By Jason Shetler
After being chosen as a sandwich pick (49th overall) by the San Francisco Giants in the 2011 MLB Draft, Kyle Crick received plenty of minor league accolades. In 2013, Baseball America rated Crick the top prospect in the Giants system, while MLB.com listed him as a Top 100 prospect overall. That same year, he was the Giants representative in the MLB Futures Game.
Despite receiving those honors, Crick struggled as a starter in 2016, and was moved to the bullpen. He arrived to the Majors last year, posting a 3.06 ERA and 3.90 FIP in 30 appearances out of the Giants bullpen. Crick’s average fastball velocity sat at 95.5 mph, which was fourth highest among National League rookie relievers in 2017.
On January 15th, Crick and outfield prospect Bryan Reynolds were dealt to the Pirates in the Andrew McCutchen trade. The expected occurred, as the anger of trading Cutch led to some fans wanting to boycott the team, while also completely dismissing the acquisitions of both Crick and Reynolds.
The Pirates entered Spring Training with a few open spots in the bullpen, with Crick presumably having the inside track for one of those. As it turned out however, he had a less than stellar showing, and didn’t make the Opening Day roster, which got fans to sour on the Cutch deal even more.

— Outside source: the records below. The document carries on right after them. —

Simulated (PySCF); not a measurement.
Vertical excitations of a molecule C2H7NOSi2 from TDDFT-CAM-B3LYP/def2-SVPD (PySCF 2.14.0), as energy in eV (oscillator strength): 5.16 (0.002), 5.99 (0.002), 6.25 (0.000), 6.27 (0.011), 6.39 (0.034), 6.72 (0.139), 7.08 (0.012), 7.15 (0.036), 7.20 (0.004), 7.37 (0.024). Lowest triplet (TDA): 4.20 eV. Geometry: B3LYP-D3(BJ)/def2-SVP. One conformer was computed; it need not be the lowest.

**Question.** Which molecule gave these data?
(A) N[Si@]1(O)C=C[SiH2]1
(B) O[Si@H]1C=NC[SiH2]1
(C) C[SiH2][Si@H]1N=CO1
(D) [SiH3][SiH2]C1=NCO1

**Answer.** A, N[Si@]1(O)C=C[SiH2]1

Crick began the year with AAA Indianapolis. He was called up to Pittsburgh on April 13th. The Pirates bullpen has certainly had their fair share of inconsistencies this season, mainly having younger, inexperienced arms. While Tyler Glasnow and Richard Rodriguez have been pleasant surprises, Crick has provided solid work as well. In 37 appearances to this point, he’s put up a 2.04 ERA, along with a FIP of 2.83. Crick is throwing the four-seam fastball harder this year at 96.3 mph. He’s also added a power sinker, averaging 96.7 mph, and his slider has been a plus offering. The Pirates were looking for someone to pitch in the setup role, this after the struggles of George Kontos. They tried using Michael Feliz, but he wasn’t able to respond. Crick has now taken over in that role, and is really excelling, holding opponents to just a .472 OPS against in high leverage situations. For a reliever who was viewed as an afterthought after joining the Pirates, Crick has given the backend of the bullpen much needed stability.